Ohio State University's Wexner Center for the Visual Arts is housed in a castle like structure that is itself considered a work of art. Architect Peter Eisenman juxtaposed a red-brick armory with a modern glass-and-steel building, creating a stunning visual effect. The Center houses an extensive art collection, offering various collections and shows of interest to the serious art lover as well as the browser. There is also a film and video center and a performance theater. Tour guides acquaint visitors with the highlights of Ohio State, one of the largest and most significant university campuses in the country.
Columbus offers a perfect cross section of consumers for the testing of new products. Because so many fast-food chains develop their menus in Columbus, the city is often referred to as “Test Market, U.S.A”. However, the cuisine of Columbus is by no means limited to fast food. Dining choices include Asian, Irish, French, Italian, Cajun, German, Mediterranean, Mexican, Greek, Japanese, Indian, and vegetarian, to name a few! Many of the city’s restaurants have enjoyed success and have served fine food for decades.
A privately funded historic district, German Village, is made up of restaurants, shops and beer gardens that are housed in buildings from the 1800s. The nearby Brewery District has several old beer-making factories that have been converted into restaurants, microbreweries and specialty shops. German Village and the Brewery District are pleasant places to spend an afternoon or evening.
In nearby Westerville a replica of a German village from the 1800s can be seen. North of Columbus, in Marion, Ohio are the home and tomb of U.S. President Warren G. Harding. The Harding homestead is carefully appointed with its original furnishings. Southeast of Columbus, in Cumberland, visitors take a drive on the wild side at The Wilds, a conservation center that is home to roaming herds of rhinos, giraffes and zebras, among other species, all of whom can be observed from your automobile.
Greater Columbus is an arts and cultural mecca with a symphony orchestra, grand and light opera companies, one of the top 12 ballet companies in the U.S., and several noteworthy museums. A thriving theater scene is centered upon three historic theaters. Live music clubs offer everything from alternative rock and jazz to blues and country.

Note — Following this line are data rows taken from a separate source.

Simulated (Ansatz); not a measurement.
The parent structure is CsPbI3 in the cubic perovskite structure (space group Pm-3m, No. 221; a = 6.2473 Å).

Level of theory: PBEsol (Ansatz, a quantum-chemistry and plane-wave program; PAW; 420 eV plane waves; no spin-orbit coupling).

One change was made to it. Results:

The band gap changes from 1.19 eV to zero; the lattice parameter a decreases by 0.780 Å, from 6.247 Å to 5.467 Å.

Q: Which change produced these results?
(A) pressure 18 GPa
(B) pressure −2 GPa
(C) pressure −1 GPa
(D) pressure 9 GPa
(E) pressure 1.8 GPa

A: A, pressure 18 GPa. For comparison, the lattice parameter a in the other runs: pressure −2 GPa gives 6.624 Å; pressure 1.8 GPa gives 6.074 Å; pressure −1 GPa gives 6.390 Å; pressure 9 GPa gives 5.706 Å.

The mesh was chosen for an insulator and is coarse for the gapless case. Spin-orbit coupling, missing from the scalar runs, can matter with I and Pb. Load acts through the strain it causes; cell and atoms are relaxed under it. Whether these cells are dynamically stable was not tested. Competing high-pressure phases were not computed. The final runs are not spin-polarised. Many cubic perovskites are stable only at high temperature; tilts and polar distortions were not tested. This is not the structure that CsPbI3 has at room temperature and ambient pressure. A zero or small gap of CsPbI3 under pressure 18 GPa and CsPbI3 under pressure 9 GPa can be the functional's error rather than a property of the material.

The Arena District surrounds Nationwide Arena, while the Short North Arts District houses what has been described as the best collection of art galleries between New York and Chicago.
The Short North, north of downtown Columbus, a strip of bars and restaurants, art galleries, clothing and antique stores is home to the funky, exotic and trendy. It offers up a once-a-month “Gallery Hop”, a combination sale and party that brings out artists, patrons, and revelers in force.
COSI, Ohio's Center of Science and Industry, is a favorite with children of all ages, with four floors of interactive exhibits. Over 2.5 million visitors visit the Columbus Zoo annually. The Zoo has received national recognition for its success in breeding cheetahs, polar bears and lowland gorillas. Adjacent to the zoo, a favorite spot to spend a warm, summer day is Wyandot Lake, a water amusement park with water slides, rapids, and canyons.
The renovated and expanded Franklin Park Conservatory is a beautiful and serene showcase. Inspired by London's Crystal Palace, the conservatory contains tropical gardens and exhibits of four of the Earth's ecosystems. Also, plan a visit to the Ohio Historical Center, with its Ohio Village, a small Ohio town replication from the 1800s, with costumed interpreters.
Well worth seeing is Discovery Reef, a 100,000-gallon tank containing artificial coral and more than 1,000 species. Other “must sees” are the gracefully proportioned Statehouse, the beauty of the changing leaves in the fall, and the famous Ohio State Fair.
Sporting events are another major draw. Columbus is home to three major-league sports teams. The National Hockey League's Blue Jackets and the Arena Football League's Columbus Destroyers play downtown in Nationwide Arena, while Major League Soccer's Columbus Crew plays in the first stadium in the U.S. designed specifically for soccer. The Columbus Clippers is a minor-league affiliate of the New York Yankees. Columbus also hosts the National Champion Ohio State University Buckeyes.
When is the best time to visit Columbus and Franklin County? Anytime! Every season offers a host of recreational and cultural opportunities for individuals and families in this friendly city at the center of Ohio.